It starts with the bloodsuckers themselves, feral beasts closer to Romero’s cannibal undead than Bela Lugosi or Christopher Lee. They spread their plague so far and so quickly that civilization quickly collapses, leaving scattered bands of survivors struggling to stay alive. The lucky ones gather together in fortified townships, with high gates and locked doors to keep them safe each night. The rest fall into the hands of religious fanatics like the pseudo-Christian Brethren, who think that the end times are here and use it as an excuse to fire up a modern-day Inquisition. Between them lie countless miles of broken road and the monsters that remind us why we fear the dark.
Through this wasteland come our two protagonists: the hard-as-nails vampire killer Mister (Nick Damici) and his reluctant protégé Martin (Connor Paolo). They search for some form of permanent safety, but can’t trust any single place enough to settle down. Mister has become so consumed with rage that he barely registers as human any more, while Martin wonders whether that brutality is all humanity has left. The bulk of the story follows their slow journey towards redemption, as they gather a de facto family around them and rediscover things worth fighting for.

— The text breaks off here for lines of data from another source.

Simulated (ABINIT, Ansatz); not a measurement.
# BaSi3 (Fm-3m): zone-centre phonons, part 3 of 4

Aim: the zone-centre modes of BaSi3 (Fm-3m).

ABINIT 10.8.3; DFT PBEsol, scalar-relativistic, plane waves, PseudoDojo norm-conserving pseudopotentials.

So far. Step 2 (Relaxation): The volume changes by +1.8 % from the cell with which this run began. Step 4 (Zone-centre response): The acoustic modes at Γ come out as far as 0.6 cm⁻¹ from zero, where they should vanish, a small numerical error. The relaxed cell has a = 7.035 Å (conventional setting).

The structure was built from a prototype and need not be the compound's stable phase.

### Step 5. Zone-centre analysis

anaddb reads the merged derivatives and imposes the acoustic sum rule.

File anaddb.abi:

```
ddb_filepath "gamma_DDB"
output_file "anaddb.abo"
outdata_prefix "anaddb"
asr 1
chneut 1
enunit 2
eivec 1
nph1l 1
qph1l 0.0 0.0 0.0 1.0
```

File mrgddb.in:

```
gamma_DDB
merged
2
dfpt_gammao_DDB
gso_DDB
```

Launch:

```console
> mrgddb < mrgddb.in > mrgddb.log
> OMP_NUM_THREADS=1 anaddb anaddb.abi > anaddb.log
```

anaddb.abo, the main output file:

Damici serves double duty as screenwriter and star, and his performance here is amazing. He’s as unstoppable as Blade, but without the comic book trappings: an eerily plausible example of what someone impossible to kill might look like. His harsh edges hide deep pain of the sort the script is far too smart to talk about overtly, which he turns against vampires and Brethren alike in scenes of intense violence. Director Jim Mickle has learned Romero’s lessons well: the real villains here are not the vamps, but the humans who use harsh times to indulge their own worst instincts. Stake Land ultimately focuses on whether its ostensible hero will join their ranks or find some way to rise above them… and take the innocents with him to safety in the process.
That foundation carries through a seemingly endless wilderness of predators and prey, soaked in gore and surrounded by the bleakest wilderness this side of The Road. Mickle never so much as cracks a smile at the audience, eschewing easy jokes for a plunge into our deepest fears about society’s fragility. Yet neither does he succumb to nihilism; his protagonists fight for more than just survival and the loss of so much brings out the best in them as well as the worst. The film’s explicit scares benefit immeasurably from his efforts, which make impressive use of the barely-there budget. The setting reverberates with plausible desolation – a broken-down heartland far closer to contemporary culture than we’d care to admit -- while the vampires themselves frighten the wits out of us with nothing more than basic prosthetics and some inhuman growls.
The only shame of it is how few people will end up seeing the results. The miniscule amounts of money involved mean a small theatrical release, followed by an also-ran slot in the Netflix cues and a few appearances on late-night cable. That obscurity hides a minor masterpiece: grim, ferocious and full of cinematic life that puts Stephanie Meyer’s calculated soullessness to shame. Keep a sharp eye out for this one; you won’t see its like again soon.
I've not even heard of this movie. I'll have to check it out, see if it's playing in Indy anywhere.